Dell Inspiron 7373 review: Good value in a compact package

The 13-inch Dell Inspiron 7373 offers a robust package with plenty of versatility

March 12, 2018 03:41 pm | Updated March 13, 2018 11:33 am IST

Special Arrangement

Special Arrangement

As the devices in our pockets have become capable of doing more, larger portable devices have been struggling to stay relevant. The tablet was easily cannibalised by the smaller smartphone, and even powerful laptops are now finding it hard to justify their existence. Like ageing movie stars, they need to up their game, or perish.

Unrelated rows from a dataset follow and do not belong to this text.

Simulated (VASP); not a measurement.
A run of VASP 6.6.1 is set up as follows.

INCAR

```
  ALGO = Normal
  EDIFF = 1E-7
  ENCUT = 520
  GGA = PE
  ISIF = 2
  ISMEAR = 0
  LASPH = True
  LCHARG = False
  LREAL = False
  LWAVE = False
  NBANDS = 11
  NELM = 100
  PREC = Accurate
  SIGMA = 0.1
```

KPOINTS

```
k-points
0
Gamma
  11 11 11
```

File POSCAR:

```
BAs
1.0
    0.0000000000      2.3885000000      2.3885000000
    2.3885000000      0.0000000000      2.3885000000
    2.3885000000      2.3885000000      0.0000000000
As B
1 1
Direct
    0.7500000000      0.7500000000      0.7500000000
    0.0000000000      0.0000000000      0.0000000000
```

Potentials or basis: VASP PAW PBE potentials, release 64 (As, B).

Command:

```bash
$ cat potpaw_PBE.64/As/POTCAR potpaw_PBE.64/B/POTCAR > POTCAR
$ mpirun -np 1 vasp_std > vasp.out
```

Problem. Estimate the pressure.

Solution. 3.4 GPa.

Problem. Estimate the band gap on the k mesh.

Manufacturers are trying different approaches to keep larger portable workstations in the limelight. Some have started to focus on Chromebooks, marrying the practicality of the laptop form factor with the convenience of smartphone applications. Others are updating their entire line-up to focus on customers with particular use cases.

Dell seems to fall in the latter. The company has updated its bread-and-butter Inspiron 15 models with snazzier looks and serious gaming chops to cater to the last bastion of laptop users — backpack-toting, RPG-playing college-goers. With the smaller 13-inch models, the focus is more on productivity on the go. How well does this approach work for the small Inspirons, as Chromebooks and Microsoft’s Surface line-up take up arms against it?

With its 13.3-inch, 1080p touchscreen display, and a 360-degree hinge that allows it to be used in multiple orientations, the Inspiron 13 7373 2-in-1 is available with Intel’s 8th-generation Core i5 and i7 chips. We tried out the higher-spec i7 variant.

Let’s talk looks

On the design front, the Inspiron is a looker. Unlike the bigger, gaming-focused brother with red accents, this one is business-like, blending grey tones that look equally at home on your couch or the boardroom table.

The left side of the laptop features a 3.5mm headphone jack, USB Type-A and Type-C ports, a full-size HDMI port and a charging port. The right side gets another full-size USB port and a card reader. Dell is banking on your office or favourite café having WiFi, as there is no Ethernet jack on this one.

Special Arrangement

Special Arrangement

 

Fit and finish is good, the keyboard, which has a white backlight and a couple of illumination levels, is sturdy and does not really flex. It also offers enough key travel to make typing relatively comfortable over long durations. The trackpad is large and responsive, so you could do without an external keyboard-and-mouse combo. If you do get one, choose a wireless set to avoid using up all the ports on offer.

The screen on the Inspiron offers good colour reproduction and minimal shift when viewed at an angle. It is an IPS screen, and therefore, gets decently bright, but thankfully the brightness levels scale well enough to offer comfortable viewing, depending on ambient light.

On the inside

Powering the Inspiron is an 8th-generation Core i7 8550U processor. Unlike some of the previous generation i7 notebook chips, this one is quad-core and Turbo Boost is supported up to 4 GHz, which means this little Inspiron has comparatively good number-crunching power for a device this size, should you need to perform resource-intensive tasks.

With 16GB DDR4 RAM and upto 512GB SSD storage backing it up, performance is not lacking here, and we experienced no problems in daily usage. The laptop runs Windows 10 and gets an Infrared camera to help with Windows Hello authentication. No fingerprint sensor here though.

Versatile performer

The ace up the Inspiron’s sleeve is the 360-degree hinge, which allows it to be used in normal laptop mode, in tent or stand mode, or flipped over entirely into tablet mode. The presence of a touchscreen, and the fact that Windows is getting better at intuitively switching to tablet mode and offering more tablet-focused functionality, means that this is less of a gimmick and more of an actual use case. Touch sensitivity is quite good, and watching movies in stand or tent mode and scrolling through web pages in tablet mode are a breeze.

Special Arrangement

Special Arrangement

 

Gamers will not find much to see here, as the graphics firepower is provided by the onboard Intel UHD 620. The battery is a 3-cell 38WHr unit, which offers good standby time and great longevity, while being used for daily productivity tasks, web browsing and streaming video, thanks to the power-efficient processor.

Bottom line

The Inspiron line-up is surviving the laptop apocalypse by evolving into a smarter, focused beast, and the effort has paid off. These are not Chromebook cheap, with the i5 version costing ₹76,290 and the i7 running up to ₹96,190. However, it does stack up well against competitors like the Lenovo Yoga 720, and offers very few downsides for the price it asks.